In March 2011, Armstrong and partner GMT Exploration brought in Spanish mega-major Repsol as a 70 percent partner to help explore and develop nearly 500,000 acres on state leases onshore and nearshore.
Repsol paid $768 million for the privilege, with about $750,000, PN sources say, going to be used for exploration, starting with the 2011-12 winter off-road drilling season, when it plans to drill 12 exploration wells from four ice pads.
Initially five pads and 15 wells were planned — one vertical and two laterals per pad, using five drilling rigs — but in consideration of the concerns of local residents the company is expected to pull one of its five applications in mid-December.
Repsol, which has about 20 prospects identified by Armstrong, will likely drill that fifth prospect and several more the following winter of 2012-13; not only is it motivated to bring oil online quickly, but 84 of 157 of the company’s state leases are set to expire in 2012, 2013 and 2014.
Oil production from Repsol’s first five exploration projects is scheduled to come online between 2015 and 2018, peaking at 119,000 barrels a day in 2017 or 2018.

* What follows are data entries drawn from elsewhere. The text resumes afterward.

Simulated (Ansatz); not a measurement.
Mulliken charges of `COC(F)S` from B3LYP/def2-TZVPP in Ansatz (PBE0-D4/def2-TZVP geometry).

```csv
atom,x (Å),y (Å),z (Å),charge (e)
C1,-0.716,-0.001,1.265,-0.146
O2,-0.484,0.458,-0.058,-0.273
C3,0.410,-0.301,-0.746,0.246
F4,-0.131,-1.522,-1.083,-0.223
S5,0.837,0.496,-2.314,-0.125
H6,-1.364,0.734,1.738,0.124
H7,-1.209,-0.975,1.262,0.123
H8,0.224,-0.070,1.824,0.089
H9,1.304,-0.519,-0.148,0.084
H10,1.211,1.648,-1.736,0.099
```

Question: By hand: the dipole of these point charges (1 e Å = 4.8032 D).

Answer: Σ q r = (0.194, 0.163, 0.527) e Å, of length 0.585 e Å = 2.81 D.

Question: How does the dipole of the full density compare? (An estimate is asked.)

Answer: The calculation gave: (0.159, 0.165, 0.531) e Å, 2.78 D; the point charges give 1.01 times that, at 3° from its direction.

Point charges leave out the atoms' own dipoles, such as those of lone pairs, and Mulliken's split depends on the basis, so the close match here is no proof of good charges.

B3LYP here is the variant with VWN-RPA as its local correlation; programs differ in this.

Given the Parnell administration’s reluctance to extend and/or unitize a lease without at least one well from the current leaseholder, it’s safe to assume Repsol will be a very active explorer, as well as a developer and producer, in the next few years.
Pioneer focused on new oil at Oooguruk In Alaska, Pioneer Natural Resources is focused on its nearshore unit, Oooguruk.
After building a gravel island in the state waters of the Beaufort Sea north of the Kuparuk River unit, Oooguruk came online in June 2008.
In early 2009 Pioneer increased its resource estimate for the unit by 40 percent based on initial drilling results.
Initially the company worked only at producing the Kuparuk pool and the deeper and larger Nuiqsut pool, but after years of drilling wells through the shallower Torok, it accumulated enough information to justify developing that formation.
According to Pioneer, Torok consists of 200-250 feet of thinly laminated sands and shales some 1,000 feet above Kuparuk.
Pioneer has drilled 18 wells through the formation, its first producing at an initial rate of 1,100 barrels per day.
Because the Torok reservoir extends past the southern boundary of Oooguruk, and a considerable distance from the existing gravel island, Pioneer proposed the Nuna Development Project in late 2010. The project would include two new onshore drill sites on the east side of the Colville River to allow Pioneer to approach the reservoir from the opposite direction.
The plan currently calls for processing that oil through existing facilities, but Pioneer also held out of the possibility of building a standalone facility.
The Kuparuk River unit currently processes Oooguruk crude, but pioneer is facing problems with that arrangement. In addition to being at the whim of the maintenance schedule of the larger and older field, Pioneer recently said it lost some 2,500 and 3,000 barrels of oil per day of production in 2011 because of water shortages.
The Division of Oil and Gas approved formation of the Torok participating area in July 2011 and agreed to add four leases to the Oooguruk unit in September to bring the entire reservoir into the unit’s boundaries.
Pioneer estimates the Torok holds 690 million barrels of oil in place and that it can produce up to 25 percent through primary and secondary recovery methods, which could greatly exceed current Oooguruk production.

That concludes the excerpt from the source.